The Filecoin EVM (FEVM) is the Ethereum Virtual Machine (EVM) virtualized as a runtime on top of the Filecoin Virtual Machine (FVM). Before understanding the FEVM you must be familiar with the regular EVM.
THIS SECTION IS UNDER DEVELOPMENT
The FVM project is still in beta, as is the FVM documentation. We’re working on improving everything. Feel free to dive into the docs, but keep in mind that things will likely change pretty often.
The Ethereum Virtual Machine is an execution environment initially designed, built for, and run on the Ethereum blockchain. The EVM was revolutionary because, for the first time, any arbitrary code could be deployed to and run on a blockchain. This code inherited all the decentralized properties of the Ethereum blockchain. Before the EVM, a new blockchain had to be created with custom logic and then bootstrapped with validators every time a new type of decentralized application needed to be built.

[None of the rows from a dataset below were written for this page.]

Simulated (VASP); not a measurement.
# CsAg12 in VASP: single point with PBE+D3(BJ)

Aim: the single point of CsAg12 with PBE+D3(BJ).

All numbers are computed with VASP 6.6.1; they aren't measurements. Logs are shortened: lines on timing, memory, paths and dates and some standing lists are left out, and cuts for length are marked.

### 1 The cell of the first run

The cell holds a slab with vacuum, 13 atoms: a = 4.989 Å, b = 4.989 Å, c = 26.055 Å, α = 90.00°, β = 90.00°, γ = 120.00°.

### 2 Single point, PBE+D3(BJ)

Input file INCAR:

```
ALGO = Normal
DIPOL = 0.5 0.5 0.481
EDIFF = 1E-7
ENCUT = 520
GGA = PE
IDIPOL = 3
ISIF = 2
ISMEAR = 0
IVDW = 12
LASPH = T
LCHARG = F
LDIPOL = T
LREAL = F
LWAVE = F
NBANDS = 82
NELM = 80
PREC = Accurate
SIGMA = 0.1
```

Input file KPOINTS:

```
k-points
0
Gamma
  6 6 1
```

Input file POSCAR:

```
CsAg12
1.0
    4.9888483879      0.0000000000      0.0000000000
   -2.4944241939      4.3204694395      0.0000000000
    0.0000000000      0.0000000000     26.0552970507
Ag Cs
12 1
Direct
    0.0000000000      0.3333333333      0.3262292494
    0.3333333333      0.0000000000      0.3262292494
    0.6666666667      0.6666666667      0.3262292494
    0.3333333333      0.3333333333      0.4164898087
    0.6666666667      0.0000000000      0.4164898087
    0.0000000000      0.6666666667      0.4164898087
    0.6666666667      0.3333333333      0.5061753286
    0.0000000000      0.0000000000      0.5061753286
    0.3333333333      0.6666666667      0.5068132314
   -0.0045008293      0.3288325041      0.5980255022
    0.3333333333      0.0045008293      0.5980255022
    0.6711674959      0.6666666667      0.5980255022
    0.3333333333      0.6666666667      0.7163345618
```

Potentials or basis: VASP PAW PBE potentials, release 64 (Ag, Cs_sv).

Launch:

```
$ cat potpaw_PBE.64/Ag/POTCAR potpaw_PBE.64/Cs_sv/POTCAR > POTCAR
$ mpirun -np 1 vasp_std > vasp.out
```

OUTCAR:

Code deployed to EVM is typically written in the high-level language Solidity, although other languages, such as Vyper, exist. The high-level Solidity code is compiled to EVM bytecode which is what is actually deployed to and run on the EVM. Due to it being the first virtual machine to run on top of a blockchain, the EVM has developed one of the strongest developer ecosystems in Web3 to date. Today, many different blockchains run their own instance of the EVM to allow developers to easily port their existing applications into the new blockchain’s ecosystem.
Ethereum Virtual Machine
The Filecoin EVM (FEVM) is the Ethereum Virtual Machine virtualized as a runtime on top of the Filecoin Virtual Machine. It will allow developers to port any existing EVM-based smart contracts straight onto the FVM (where we call them actors). FEVM is also completely compatible with any EVM development tools, such as Hardhat, Brownie, and Metamask, making deploying and interacting with EVM-based actors easy! This is because Filecoin nodes offer the Ethereum JSON-RPC API.
FEVM is Milestone 2.1 on the FVM roadmap and will actually be ready before native WASM actors are able to be deployed to the FVM. This is to allow existing smart contract developers, which are largely used to the EVM ecosystem and writing code in Solidity, to quickly begin porting their existing applications and writing new applications on top of the FVM.
FEVM and native FVM
Once Milestone 2.2 of the FVM roadmap is complete, developers will have the option to deploy actors on either the FEVM or native FVM (or both if they really want to). But which should you choose? The decision can be summed up as such: if you want better performance, write actors that are compiled to WASM and deployed to native FVM. If you are familiar with Solidity and want access to the EVM ecosystem of tools, but don’t mind less performance, deploy to the FEVM. See the pros and cons of each below:
|Pros||Native execution speed and performance on Filecoin (i.e., less gas cost per unit of actor code executed).|
Write actors in any language that compiles to WASM 1.
|Take advantage of current Solidity and EVM tooling to quickly port or write actors.|
|Cons||Tooling is not yet as mature as EVM tooling.||Higher gas fees and lower performance due to the virtualization overhead of the FEVM.|
In both cases, you have access to all the awesome power of the Filecoin blockchain, including storage contracts as a native primitive!
The FEVM allows current Web3 developers to quickly start writing actors on the Filecoin blockchain while also using all of the tools, software packages, and languages they are used to while also having access to Filecoin storage deals as a native. It will be complete with Milestone 2.1 in the FVM roadmap. Due to the virtualization overhead of the EVM, it will not have the same performance as native actors, which will arrive with Milestone 2.2.